It seems that people are still confusing terms "async compute", "async shaders" and "compute queue". Marketing and press doesn't seem to understand the terms properly and spread the confusion
Hardware:
AMD: Each compute unit (CUs) on GCN can run multiple shaders concurrently. Each CU can run both compute (CS) and graphics (PS/VS/GS/HS/DS) tasks concurrently. The 64 KB LDS (local data store) inside a CU is dynamically split between currently running shaders. Graphics shaders also use it for intermediate storage. AMD calls this feature "Async shaders".
Intel / Nvidia: These GPUs do not support running graphics + compute concurrently on a single compute unit. One possible reason is the LDS / cache configuration (GPU on chip memory is configured differently when running graphics - CUDA even allows direct control for it). There most likely are other reasons as well. According to Intel documentation it seems that they are running the whole GPU either in compute mode or graphics mode. Nvidia is not as clear about this. Maxwell likely can run compute and graphics simultaneously, but not both in the same "shader multiprocessor" (SM).
Async compute = running shaders in the
compute queue. Compute queue is like another "CPU thread". It doesn't have any ties to the main queue. You can use fences to synchronize between queues, but this is a very heavy operation and likely causes stalls. You don't want to do more than a few fences (preferably one) per frame. Just like "CPU threads", compute queue doesn't guarantee any concurrent execution. Driver can time slice queues (just like OS does for CPU threads when you have more threads than the CPU core count). This can still be beneficial if you have big stalls (GPU waiting for CPU for instance). AMDs hardware works a bit like hyperthreading. It can feed multiple queues concurrently to all the compute units. If a compute units has stalls (even small stalls can be exploited), the CU will immediately switches to another shader (also graphics<->compute). This results in higher GPU utilization.

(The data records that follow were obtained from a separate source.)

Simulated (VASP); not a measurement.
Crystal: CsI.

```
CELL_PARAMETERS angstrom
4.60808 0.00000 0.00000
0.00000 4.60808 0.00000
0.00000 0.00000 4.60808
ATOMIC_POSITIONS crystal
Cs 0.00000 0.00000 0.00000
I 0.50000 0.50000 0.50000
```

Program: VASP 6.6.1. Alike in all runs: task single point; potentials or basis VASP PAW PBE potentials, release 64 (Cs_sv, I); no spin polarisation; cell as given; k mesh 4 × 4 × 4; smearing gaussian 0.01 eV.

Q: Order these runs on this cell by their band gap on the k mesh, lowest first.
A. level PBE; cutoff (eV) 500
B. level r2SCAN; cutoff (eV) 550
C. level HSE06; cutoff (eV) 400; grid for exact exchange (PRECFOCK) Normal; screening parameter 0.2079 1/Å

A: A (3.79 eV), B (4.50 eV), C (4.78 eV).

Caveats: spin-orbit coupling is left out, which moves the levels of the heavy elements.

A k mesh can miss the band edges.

You don't need to use the compute queue in order to execute multiple shaders concurrently. DirectX 12 and Vulkan are by default running all commands concurrently, even from a single queue (at the level of concurrency supported by the hardware). The developer needs to manually insert barriers in the queue to represent synchronization points for each resource (to prevent read<->write hazards). All modern GPUs are able to execute multiple shaders concurrently. However on Intel and Nvidia, the GPU is running either graphics or compute at a time (but can run multiple compute shaders or multiple graphics shaders concurrently). So in order to maximize the performance, you'd want submit large batches of either graphics or compute to the queue at once (not alternating between both rapidly). You get a GPU stall ("wait until idle") on each graphics<->compute switch (unless you are AMD of course).